Duhaime's Law Dictionary


Feme Covert Definition:

French: a married woman.

Related Terms: Feme Sole

Distinguished from a feme sole. Traditionally, the legal rights of a feme sole became her husband's upon her marriage, as she became a feme covert (also spelled femme covert). To contract or sue in tort, the feme covert needed her husband's consent!

In Barber v Barber, Justice Wayne of the United States Supreme Court described the state of the law circa 1852:

"The cases mentioned in the books where a feme covert may sue as a feme sole are: When her husband is banished, or has abjured the realm, or has been transported for felony; where the husband is an alien enemy, and his wife is domiciled in the realm; where the husband is an alien domiciled abroad, and has never been in the realm; or where he has voluntarily abandoned her, and is under a disability to return; so where the husband has deserted the wife in a foreign country, and she goes to England and maintains herself as a feme sole; where the husband, in a foreign State, compels his wife to leave him for another political jurisdiction, and she maintains herself there as a feme sole....

"Except in such cases, a feme covert cannot sue at law, unless it be jointly with her husband, for she is deemed to be under the protection of her husband, and a suit respecting her rights must be with the assent and co-operation of her husband."

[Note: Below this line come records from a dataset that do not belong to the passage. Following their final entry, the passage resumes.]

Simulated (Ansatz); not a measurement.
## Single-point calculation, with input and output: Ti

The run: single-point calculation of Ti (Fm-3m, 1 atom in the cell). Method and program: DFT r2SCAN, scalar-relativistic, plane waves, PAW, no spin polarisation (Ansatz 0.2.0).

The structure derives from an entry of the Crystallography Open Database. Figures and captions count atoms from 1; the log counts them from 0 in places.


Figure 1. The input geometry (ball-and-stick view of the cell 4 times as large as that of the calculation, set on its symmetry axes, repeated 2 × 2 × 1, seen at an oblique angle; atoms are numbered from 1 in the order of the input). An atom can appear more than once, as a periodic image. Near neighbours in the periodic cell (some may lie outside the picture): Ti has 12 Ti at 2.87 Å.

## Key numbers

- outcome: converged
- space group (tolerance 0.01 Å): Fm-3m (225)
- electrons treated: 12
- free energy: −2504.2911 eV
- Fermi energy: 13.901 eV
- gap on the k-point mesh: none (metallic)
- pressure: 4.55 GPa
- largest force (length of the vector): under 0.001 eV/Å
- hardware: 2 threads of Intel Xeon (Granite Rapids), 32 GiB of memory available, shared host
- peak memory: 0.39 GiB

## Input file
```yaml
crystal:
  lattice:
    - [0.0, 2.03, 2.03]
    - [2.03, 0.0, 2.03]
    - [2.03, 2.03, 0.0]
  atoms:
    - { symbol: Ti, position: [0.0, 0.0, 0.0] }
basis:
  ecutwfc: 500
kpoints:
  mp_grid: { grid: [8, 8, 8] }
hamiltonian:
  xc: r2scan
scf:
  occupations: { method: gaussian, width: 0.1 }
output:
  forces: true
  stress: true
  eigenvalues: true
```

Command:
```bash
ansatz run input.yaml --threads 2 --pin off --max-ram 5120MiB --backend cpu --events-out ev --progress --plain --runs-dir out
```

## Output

In Tatlock, Justice Gow of the Supreme Court of British Columbia used these words to describe the evolution of the law regarding feme covert:

"Before 1882 in terms of property and rights of action, the common law classified a woman as feme sole or feme covert. The latter was a married woman. The common law did not permit the feme covert to possess any property independently of her husband (there were some exceptions). It was not until the English Married Women's Property Act, 1882 that fundamental change began. It provided that any woman marrying thereafter should be entitled to retain all property owned by her at the time of the marriage as her separate property and, whether married before or after 1882, any property acquired by her during the marriage should be held by her as her separate property. It almost, but not quite, conferred upon a married woman the same capacity as that of a feme sole.

"The ecclesiastical divorce a mensa et thoro apparently did not affect the general property rights of either party. The (English Divorce and Matrimonial Causes Act 1857) did. It provided ... that on judicial separation the wife was to be considered a feme sole with respect to after acquired property and ... to be considered a feme sole for the purposes of contract, wrongs and injuries, and suing and being sued."

Historically, and still today in some jurisdictions (such as Sharia/Muslim law), a married woman's had little legal rights. In fact, one 1952 Canadian law put the feme covert on the same standing as the mentally ill:

"If any person who is or shall be entitled to any such action or suit is, or shall be at the time of any such cause of action accrued, within the age of twenty-one years, a feme covert, non compos mentis, or beyond the seas, then such person may bring the same action, so as such person commences the same within such times after coming to or being of full age, ... of sound memory, or returned from beyond the seas, as any other person having no such impediment should, according to the provisions of this Act, had done."1

In the 1869 edition of his Cases and Opinions on Constitutional Law William Forsyth wrote:

"I have read somewhere, but the reference escapes me, of a lady of rank who, being pressed by her creditors, married a convict in prison under sentence of transportation; and having become a femme covert, she was released from her debts and from liability for arrest. She took care, however, not to follow her husband to a penal settlement."

REFERENCES:

  • An Act respecting the Limitation of Personal Actions and Guarantees and Sureties, S.N.L. 1952, Vol. 3, c. 146, §2 (NOTE 1]
  • Barber v Barber, 62 U.S. 582 (1858)
  • Forsyth, William, Cases and Opinions on Constitutional law and various points of English jurisprudence, collected and digested from official documents and other sources, with notes (London: Stevens and Haynes, 1869), page 246, footnote.